I completely agree with this. The interactions between the D module system  
and D toolchain are utterly confusing to newcomers, especially those from  
other C-like languages. There are better ways, see .NET Assemblies and  
Pascal Units. These problems were solved decades ago. Why are we still  
using 40-year-old paradigms?

  >Per Adam's
 post, the issue is tied to DMD's use of OMF/optlink which we all would
 like to get rid of anyway. Once we're in proper COFF land, couldn't we
 just store the required metadata (binary AST?) in special sections in
 the object files themselves?

 Seconded. At least lexed form could be very compact, I recall early  
 compressors tried doing the Huffman thing on source code tokens with a  
 certain success.

I don't see the value of compression. Lexing would already reduce the size  
significantly and compression would only add to processing times. Disk is  
cheap.

Beyond that though, this is absolutely the direction D must head in. In my  
mind the DI generation patch was mostly just a stop-gap to bring DI-gen  
up-to-date with the current system thereby giving us enough time to tackle  
the (admittedly huge) task of building COFF into the backend, emitting the  
lexed source into a special section and then giving the compiler *AND*  
linker the ability to read out the source. For example the giving the  
linker the ability to read out source code essentially requires a  
brand-new linker. Although, it is my personal opinion that the linker  
should be integrated with the compiler and done as one step, this way the  
linker could have intimate knowledge of the source and would enable some  
spectacular LTO options. If only DMD were written in D, then we could  
really open the compile speed throttles with an MT build model...

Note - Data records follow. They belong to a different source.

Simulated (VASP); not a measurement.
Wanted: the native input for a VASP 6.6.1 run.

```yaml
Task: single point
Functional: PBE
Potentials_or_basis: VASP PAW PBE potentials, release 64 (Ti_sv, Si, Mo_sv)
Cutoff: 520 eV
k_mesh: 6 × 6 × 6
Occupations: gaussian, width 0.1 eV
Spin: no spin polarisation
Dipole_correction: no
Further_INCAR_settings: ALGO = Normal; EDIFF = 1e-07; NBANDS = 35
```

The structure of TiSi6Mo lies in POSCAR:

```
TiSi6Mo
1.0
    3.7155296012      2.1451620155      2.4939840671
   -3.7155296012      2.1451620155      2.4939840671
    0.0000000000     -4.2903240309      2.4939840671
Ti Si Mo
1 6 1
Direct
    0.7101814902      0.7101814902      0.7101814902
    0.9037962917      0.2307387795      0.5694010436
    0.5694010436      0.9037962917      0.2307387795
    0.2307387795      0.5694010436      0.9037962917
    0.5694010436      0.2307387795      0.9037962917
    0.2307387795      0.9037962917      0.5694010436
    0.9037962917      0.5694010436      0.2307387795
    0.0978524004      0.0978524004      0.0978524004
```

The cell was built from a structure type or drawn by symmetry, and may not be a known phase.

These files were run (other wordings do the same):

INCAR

 Another related question - AFAIK the LLVM folks did/are doing work to
 make their implementation less platform-depended. Could we leverage this
 in ldc to store LLVM bit code as D libs which still retain enough info
 for the compiler to replace header files?



-- 
Adam Wilson
IRC: LightBender
Project Coordinator
The Horizon Project
http://www.thehorizonproject.org/

Jun 12 2012

Dmitry Olshansky <dmitry.olsh gmail.com> writes:

On 12.06.2012 22:47, Adam Wilson wrote:
 On Tue, 12 Jun 2012 05:23:16 -0700, Dmitry Olshansky
 <dmitry.olsh gmail.com> wrote:

 On 12.06.2012 16:09, foobar wrote:
 On Tuesday, 12 June 2012 at 11:09:04 UTC, Don Clugston wrote:
 On 12/06/12 11:07, timotheecour wrote:
 There's a current pull request to improve di file generation
 (https://github.com/D-Programming-Language/dmd/pull/945); I'd like to
 suggest further ideas.
 As far as I understand, di interface files try to achieve these
 conflicting goals:

 1) speed up compilation by avoiding having to reparse large files over
 and over.
 2) hide implementation details for proprietary reasons
 3) still maintain source code in some form to allow inlining

 and CTFE
 4) be human readable

 Is that actually true? My recollection is that the original motivation
 was only goal (2), but I was fairly new to D at the time (2005).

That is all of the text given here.